What Is Afrofuturism? Part 17: Decentering Cultural Space in Afrofuturism


Afrofuturism as an aesthetic and critical lens is known for its analyses and strategies of decentering and revising norms and stereotypes about race, gender, sexuality and class, but as Afrofuturism is expanding, there are other areas, besides the ones mentioned before, to still be worked on like issues of globalism (“the neoliberal vision of homogenising the planet”).

Is this ratchet/hoodrat stuff or futuristic? Source: Hoodfuturism

Going through the tag on afrofuturism on tumblr, conversations have been brewing about whether there is a need for a label for urban afrofuturism or hoodfuturism (here is one explanation). Some say no because afrofuturism is an all-encompassing term, whereas others say yes because it highlights specific subcultures and specific critical analyses of those cultures that may go unnoticed. In that respect, I have to agree more with later. Although afrofuturism is an umbrella term, much like blackness, there are specific identities and localities of being within it. Depending on where you are or where you come from, afrofuturism may have a different local ethno-cultural aesthetic (and issues of class may come into this as well).

This is not only a problem within afrofuturism, but overall. Dr. Yaba Blay mentioned in an interview with W. Kamau Bell on Totally Biased about the confusion between black and African-American and how Americans immediately conflate black with being specifically U.S. Black American. As a Ghanaian-American, she says, “African-American to me really reflects a type of American narcissism in a particular way.” And she is not disrespecting the label of African-American, she is highlighting a specific ethnic, cultural locality. A lot of members on tumblr have also been in arguments over this kind of American and Western centralism.

As a Afro-Caribbean-American, I can relate. I call myself black, as does Blay, but the term African-American is contentious for me. Technically, I am African-American, since my family are in the Americas (North, Central, South), but most people think of African-American as a term only belonging to those in the United States. This ignores a whole group of identities who would be considered part of the Black Atlantic and African-American, but have slightly different cultural sensibilities. This includes Afro-Caribbeans, Afro-Latinos in South America, Central America and Mexico, and Afro-Canadians. Extending it to outside of the Americas, the Afro-Europeans, Afro-Asian, and Africans themselves.
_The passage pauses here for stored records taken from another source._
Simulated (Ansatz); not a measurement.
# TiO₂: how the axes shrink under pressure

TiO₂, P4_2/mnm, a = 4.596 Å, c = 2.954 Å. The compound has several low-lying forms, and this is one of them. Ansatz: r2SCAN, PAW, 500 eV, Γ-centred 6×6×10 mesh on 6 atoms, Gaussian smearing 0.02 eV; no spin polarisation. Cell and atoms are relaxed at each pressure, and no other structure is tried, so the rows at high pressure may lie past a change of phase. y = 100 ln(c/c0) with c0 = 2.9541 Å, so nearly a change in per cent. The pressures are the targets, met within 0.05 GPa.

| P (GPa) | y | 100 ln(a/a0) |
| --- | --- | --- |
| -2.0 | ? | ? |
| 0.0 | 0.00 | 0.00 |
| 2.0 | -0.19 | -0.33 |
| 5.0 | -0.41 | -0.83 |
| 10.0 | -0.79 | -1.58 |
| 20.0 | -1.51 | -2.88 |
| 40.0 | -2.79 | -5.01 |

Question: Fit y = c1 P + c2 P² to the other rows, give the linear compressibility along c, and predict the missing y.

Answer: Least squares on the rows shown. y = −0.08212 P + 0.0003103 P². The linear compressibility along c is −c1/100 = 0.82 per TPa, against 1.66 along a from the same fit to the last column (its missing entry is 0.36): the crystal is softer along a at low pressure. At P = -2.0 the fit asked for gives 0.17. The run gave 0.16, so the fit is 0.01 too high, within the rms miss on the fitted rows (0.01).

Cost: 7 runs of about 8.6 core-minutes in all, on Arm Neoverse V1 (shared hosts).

Caribbean writer Kelly Baker Josephs discussed the lack of attention to specific Caribbean sensibilities in afrofuturism in her essay (which both her and I call Caribbean afrofuturism), “Beyond Geography, Past Time: Afrofuturism, The Rainmaker’s Mistake, and Caribbean Studies.” Focusing on Erna Brodber’s fourth novel and utilizing Bajan writer Kamau Braithwaite’s Caribbean-centered cosmology, The Rainmaker’s Mistake,”Josephs places the the speculative nature and the last phrase of the book, “See you there. In the free” in an afrofuturistic context. One of her criticisms of afrofuturism is its slow growth in considering work outside of North America:

Despite the opening Dery creates with mention of Perry’s work, few critics looked beyond the “African-American themes [and] concerns” he specified in his early definition. Nelson includes work by Nigerian visual artist Gatima Tuggar and an interview with Jamaican-born writer Nalo Hopkinson in the groundbreaking special issue of Social Text, and in recent years, Afrofuturism.net has begun to include more work on and by African and Caribbean artists, but most of the cultural production listed on the site and addressed by critics is African American in origin. At the end of the interview with Nelson, Hopkinson states that her hope for the genre is that “there will begin to be more diverse expressions of people’s lived experiences of race, culture, class, sexuality, social structures, and gender, and that more of those expressions will begin to come from outside the United States.” A cursory review of work from Caribbean artists, perhaps even limited to those ontemporary with Hopkinson, would reveal that the cultural and geographic diversity she calls for does exist. As recent additions of work by Kamau Brathwaite, Robert Antoni, and Wilson Harris to lists of Afrofuturist fiction indicate, such expressions already “come from outside the United States,” they simply have to be acknowledged as contributing a Caribbean dimension to the primarily US-centric conception of Afrofuturism.”

She continues later:

“For the most part, however, the texts that are generally read as Afrofuturist are noticeably not Caribbean. And the African American inclination of theorists of Afrofuturism can constrain the ways the texts that reflect a Caribbean cosmology, even in diasporic spaces, are read. For example, Lisa Yaszek’s reading of Nalo Hopkinson’s short story “Ganger (Ball Lightning)” does not take—to return to Brathwaite’s terminology—the ananse and nam of Caribbean culture into consideration. Yaszek reads Hopkinson’s story at the end of her article “Afrofuturism, Science Fiction, and the History of the Future” as a way into her conclusion about the historical and global implications of Afrofuturism; therefore, a thorough treatment of the text was not one of her goals.

Source: NaloHopkinson.com

Still, what better way to argue that people of color have been more than “mere respondents to the new literary forms of twentieth and twenty-first centuries” and that in “recovering Afrodiasporic future story telling traditions we gain a better understanding of the important intellectual and aesthetic work that these authors have performed on both national and global cultural fronts” than by calling on the storytelling tradition that Hopkinson herself, via her title, insists she is continuing here in her futuristic fashion. Yaszek’s conclusion about Hopkinson’s work is not incorrect, just incomplete; it is limited by the geographic boundaries of her methodology, Afrofuturism. It is no accident that the other works Yaszek discusses in her essay are by American authors: Ralph Ellison, W. E. B. Du Bois, George S. Schuyler, and Octavia Butler. This context shapes the possibilities of a reading of Hopkinson’s story. My reading of Brodber here aims to demonstrate how, rather than ignore these
boundaries and pretend that Afrofuturism has already achieved its potential of addressing “both national and global cultural fronts,” one might directly push against its US partiality. Additionally, to illustrate how this critical tool may provide a useful perspective and language for examining what Caribbean writers are attempting or accomplishing in experimental, nonrealist works. With a more inclusive understanding of its applications, Afrofuturism becomes more robust in its validity as a methodological prism for those of us in Caribbean studies and in cultural studies more generally.”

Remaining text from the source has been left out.